Apparently, this movie was almost universally hated in the 1970s, both by critics and the cast. Respect has grown for it ever since, and rightfully so. While not outright scary in any way, and without the deepest plot or dialogue, it really is a fun, twisted film and a great concept. The subgenre of "supernatural motorcycle riders" is small, but "Psychomania" is definitely better than either of the "Ghost Rider" films.
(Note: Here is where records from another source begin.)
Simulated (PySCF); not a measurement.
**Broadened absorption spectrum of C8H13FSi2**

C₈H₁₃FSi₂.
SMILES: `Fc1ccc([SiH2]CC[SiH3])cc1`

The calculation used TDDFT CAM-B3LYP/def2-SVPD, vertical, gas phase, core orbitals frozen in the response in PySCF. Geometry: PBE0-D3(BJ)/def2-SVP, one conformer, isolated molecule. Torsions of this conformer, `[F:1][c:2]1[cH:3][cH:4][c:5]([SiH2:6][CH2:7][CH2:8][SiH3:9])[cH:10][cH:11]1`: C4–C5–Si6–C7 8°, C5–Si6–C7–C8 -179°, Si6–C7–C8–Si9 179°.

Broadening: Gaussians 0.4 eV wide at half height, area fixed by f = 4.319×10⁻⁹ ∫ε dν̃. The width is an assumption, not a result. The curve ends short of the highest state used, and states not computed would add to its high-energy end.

As always, Arrow Video brings us the best possible version of the movie in terms of picture and sound, and pack in the extras. We get a brand-new interview with star Nicky Henson and "Hell for Leather", a brand-new featurette on the company who supplied the film's costumes (which is more interesting than you might think). Brought over fro ma previous Severin release, we have "Return of the Living Dead", an archive featurette containing interviews actors Henson, Mary Larkin, Denis Gilmore, Roy Holder and Rocky Taylor and "Sound of Psychomania", an archive interview with composer John Cameron. Heck, we even get "Riding Free", an archive interview with 'Riding Free' singer Harvey Andrews proving he can still play (and sing) the tune decades later.

A very brief feature (roughly 2 minutes) us "Remastering Psychomania", a look at the film's restoration from the original 35mm black and white separation masters. If you're like me and are still learning the difference between 2K, 4K, interpositive, and other terms of the Blu-ray era, this is a great crash course on what is done to make an old film pop like new.